Saturday, April 15, 2006

Sam Elliot would let people smoke in the airport

I'm watching the TNT original movie "Avenger." Sam Elliot has the leading role, and he's now one of my favorite actors. He sort of combines the hardass elements of John Wayne with the unpredictability of a Nick Nolte.

In "Avenger," he's an ex-Special Forces guy who takes a job to go to Bosnia and find a rich guy's humanitarian son. Turns out, the son has been killed by a Bosnian war criminal, and Sam decides to exact vengeance. Awesome.

Woah -- James Cromwell, as the chairman of some security council, just said, "There is one end that justifies any means: the security of the United States of America." Of course, next door on the History Channel they're playing the latest adaptation of "Spartacus," and it opens with Spartacus saying "To become like your enemy is to lose to him."

Anyway, the point I wanted to make here was that a guy like Sam Elliot wouldn't stand for the kind of shit they deal you at the airports these days. Every time I go home (or wherever), I'm re-subjected to the "anti-terrorism" measures being placed in U.S. airports. What does that consist of? A security scan that looks at everything you're carrying, and only takes away lighters from smokers. Once you're inside, newsstands may or may not supply matches, and the airport probably doesn't have a designated smoking area any more.
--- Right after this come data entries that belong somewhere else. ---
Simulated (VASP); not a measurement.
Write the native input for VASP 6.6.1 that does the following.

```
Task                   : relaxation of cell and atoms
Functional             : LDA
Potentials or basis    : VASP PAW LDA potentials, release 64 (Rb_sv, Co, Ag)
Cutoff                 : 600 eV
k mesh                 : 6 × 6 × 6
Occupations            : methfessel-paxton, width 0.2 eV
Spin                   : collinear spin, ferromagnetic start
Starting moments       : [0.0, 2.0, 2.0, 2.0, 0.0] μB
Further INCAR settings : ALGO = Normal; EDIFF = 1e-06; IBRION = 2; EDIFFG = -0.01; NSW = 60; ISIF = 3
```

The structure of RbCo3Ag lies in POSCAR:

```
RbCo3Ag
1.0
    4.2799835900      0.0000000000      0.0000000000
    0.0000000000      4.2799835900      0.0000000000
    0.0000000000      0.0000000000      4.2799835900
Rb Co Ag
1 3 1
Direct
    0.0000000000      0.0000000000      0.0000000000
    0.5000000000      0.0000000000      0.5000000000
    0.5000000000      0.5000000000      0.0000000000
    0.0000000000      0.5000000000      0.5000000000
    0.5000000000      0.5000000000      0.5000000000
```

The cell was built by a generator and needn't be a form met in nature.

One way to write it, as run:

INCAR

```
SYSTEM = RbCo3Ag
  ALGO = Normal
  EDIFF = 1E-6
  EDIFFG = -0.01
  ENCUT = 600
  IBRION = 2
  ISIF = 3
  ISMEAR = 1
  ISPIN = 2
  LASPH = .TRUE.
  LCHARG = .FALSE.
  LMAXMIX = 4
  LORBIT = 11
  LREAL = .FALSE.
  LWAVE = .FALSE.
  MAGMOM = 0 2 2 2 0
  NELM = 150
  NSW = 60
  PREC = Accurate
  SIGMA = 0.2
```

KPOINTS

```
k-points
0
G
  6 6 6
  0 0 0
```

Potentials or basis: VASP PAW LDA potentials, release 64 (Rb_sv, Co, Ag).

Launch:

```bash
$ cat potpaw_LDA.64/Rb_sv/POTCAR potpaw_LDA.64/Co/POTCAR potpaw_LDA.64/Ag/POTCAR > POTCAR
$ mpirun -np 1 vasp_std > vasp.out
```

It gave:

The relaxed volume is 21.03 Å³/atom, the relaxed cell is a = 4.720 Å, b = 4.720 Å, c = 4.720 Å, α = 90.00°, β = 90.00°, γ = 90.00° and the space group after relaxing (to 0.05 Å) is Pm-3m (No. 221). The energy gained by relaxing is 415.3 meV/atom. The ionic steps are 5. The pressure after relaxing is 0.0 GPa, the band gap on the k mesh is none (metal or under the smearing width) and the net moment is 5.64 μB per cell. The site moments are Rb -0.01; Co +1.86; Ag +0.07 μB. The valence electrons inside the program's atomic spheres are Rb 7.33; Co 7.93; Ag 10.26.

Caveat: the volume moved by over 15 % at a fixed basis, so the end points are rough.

A few years ago, at least smokers could keep their lighters, and at least they could all congregate inside the smoking fishbowl -- usually a glass-walled room with negative air pressure that smelled like the inside of the Marlboro Man's single remaining lung. It wasn't pleasant, but at least it was a place where addicts could feed their nicotine jones and keep the homicidal urges at bay.

No such luck anymore. They take your lighter (and the guys at the other end won't give you any of the ones they've taken), and they won't let you smoke, even in a sealed-off room.

To me, this just means that they're really not all that serious about preventing terrorism. I mean, I'm a pretty peaceful guy, and all I ask in return for not causing any problems is a stinky room to help stink up. But no. Instead, I've got to sit in "non-smoking airport bars," suck down bloody marys, and hope to God that nobody talks to me while my brain shrieks at me for lack of tobacco.

Quick flights aren't as big a problem as trans-continental trips would be, and I've yet to make one of those while feeling like a character out of "Trainspotting." But I can imagine landing in Seattle ready to go on a killing spree when all I can get at my destination is an over-roasted venti Starbucks coffee.

And that's not enough, apparently, for you clean-lungers. Places in Alabama are considering ordinances to ban smoking in public, outdoor areas, and I'm sure it's safe to assume city councils in other states are looking at the same sort of law.

Keep raising taxes on cigarettes, keep balancing states' budgets on addiction, keep herding us into smaller and smaller areas, keep us suffering on every mode of public transportation. Someday, the wrong smoker is going to go see "V for Vendetta" and go medival on society at large. I'm not saying it's going to be me, but the odds aren't good. Consider yourselves warned.